Chart Music Through The Years – 1987

Today in Madonna History: December 28, 1987 « Today In Madonna History

Greetings, Glancers! On the surface 1987 is one of those years I always get excited about – some of my all time favourite movies were released in Predator, Robocop, The Lost Boys, Near Dark etc and at least two of my all time favourite albums came out – Bad, and Appetite For Destruction. Elsewhere, Bon Jovi and U2 released smash hit singles and albums, MTV was launched in Europe, Kyle Minogue left Neighbours and started a singing career, and hair metal was peaking in excess.

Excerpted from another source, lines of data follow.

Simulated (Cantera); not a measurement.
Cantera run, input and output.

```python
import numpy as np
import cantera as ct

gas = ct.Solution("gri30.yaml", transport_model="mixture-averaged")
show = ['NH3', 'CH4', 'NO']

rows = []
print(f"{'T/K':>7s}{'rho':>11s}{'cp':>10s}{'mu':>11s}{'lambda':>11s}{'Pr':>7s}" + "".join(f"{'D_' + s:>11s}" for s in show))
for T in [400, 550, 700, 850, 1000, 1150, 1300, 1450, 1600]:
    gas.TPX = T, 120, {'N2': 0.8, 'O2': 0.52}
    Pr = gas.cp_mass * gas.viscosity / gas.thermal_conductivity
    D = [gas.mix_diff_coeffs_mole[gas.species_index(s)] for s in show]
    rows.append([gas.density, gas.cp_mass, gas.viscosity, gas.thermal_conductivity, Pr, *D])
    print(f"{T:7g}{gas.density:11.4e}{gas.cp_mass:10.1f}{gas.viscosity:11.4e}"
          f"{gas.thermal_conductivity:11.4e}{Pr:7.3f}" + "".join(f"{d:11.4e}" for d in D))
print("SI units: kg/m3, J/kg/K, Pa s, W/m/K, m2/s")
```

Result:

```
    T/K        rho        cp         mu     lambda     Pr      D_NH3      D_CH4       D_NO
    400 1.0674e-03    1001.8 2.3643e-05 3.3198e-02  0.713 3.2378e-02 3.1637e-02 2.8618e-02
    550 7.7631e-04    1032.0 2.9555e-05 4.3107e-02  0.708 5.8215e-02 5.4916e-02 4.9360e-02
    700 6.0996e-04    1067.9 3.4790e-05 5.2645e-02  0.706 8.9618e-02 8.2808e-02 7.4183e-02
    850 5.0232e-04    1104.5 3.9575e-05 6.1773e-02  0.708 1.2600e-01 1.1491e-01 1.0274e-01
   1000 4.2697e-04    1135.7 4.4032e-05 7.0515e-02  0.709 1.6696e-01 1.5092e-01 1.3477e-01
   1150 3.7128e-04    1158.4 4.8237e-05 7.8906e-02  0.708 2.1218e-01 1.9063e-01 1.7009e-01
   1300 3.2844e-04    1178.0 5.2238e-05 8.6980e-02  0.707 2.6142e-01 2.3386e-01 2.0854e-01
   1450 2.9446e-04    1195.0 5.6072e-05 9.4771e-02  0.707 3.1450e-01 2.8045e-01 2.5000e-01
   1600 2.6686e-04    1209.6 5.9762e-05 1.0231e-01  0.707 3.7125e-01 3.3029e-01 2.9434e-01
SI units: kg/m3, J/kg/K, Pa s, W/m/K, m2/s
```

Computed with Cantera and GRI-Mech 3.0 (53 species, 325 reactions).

What of the wider world? Terry Waite was kidnapped, Budd Dwyer killed himself on TV, Iran-Contra further embarrassed Reagan, Platoon won Best Picture at The Oscars, plans for Euro Disney were put in place, The Simpsons first appeared in an early form, Lester Piggott went to prison, and the IRA bombed Enniskillen.

Back in the musical world, the biggest singles of the year included a variety of novelty songs – La Bamba, Never Gonna Give You Up, rock anthems – Livin’ On A Prayer, Where The Streets Have No Name, and pop classics – The Lady In Red, I Wanna Dance With Somebody Who Loves Me. As always, I’ll be giving my thoughts on one of the Top Tens of the year and providing an alternative list for anyone interested in 1987. Company… March!

The Bee Gees: You Win Again 

So, a little about me before a little about the song. When I was younger we used to have these family employee Christmas parties where we would go to Pantomimes. One year it was bombed, so we didn’t go back to the panto. Other times we would go to the Cinema, or to indoor play places, or just have some hall hired for the day/night. At one of these events there was a disco and a quiz, and I seemed to be one of the older kids there (by older we’re talking me being 8 or 9). I remember answering as many questions as I could to the point that the DJ was getting annoyed and wanted to give someone else a chance. Anyway, I won a Bee Gees Live Concert on VHS. I probably knew the band before then, but that was my main introduction to them.

They are another ones of those bands that I’ve liked a lot of their songs, haven’t liked others, but never had any desire to seek them out. Spoiler Alert – I hope to cover them in a new Nightman Listens To series. All that is to say – I like this song.

George Michael: Faith

I never really liked this song. I never really liked George Michael. I like Last Christmas, and I like Wake Me Up Before You Go Go, but almost everything else I’ve heard from him has been balls. This is a middling one for me – I don’t hate the song, and there are parts I like enough to know that I’ll sing it every so often. But it’s an average song, nothing more.

Bananarama: Love In The First Degree

As 80s pop bands go, Bananarama are one of the bands that I somehow avoided. Leader Of The Pack, Help, I know those, but that’s about it. I’m sure I’d remember more if I heard them. This is immediately 80s – big ridiculous synth and drums. I recognise parts of this. Hilarious, unnecessary dance moves in the music video. Why do people dance in music videos? I’ve definitely heard the chorus before. It’s cheesy, cheery rubbish, and the video is questionable. Mostly harmless junk.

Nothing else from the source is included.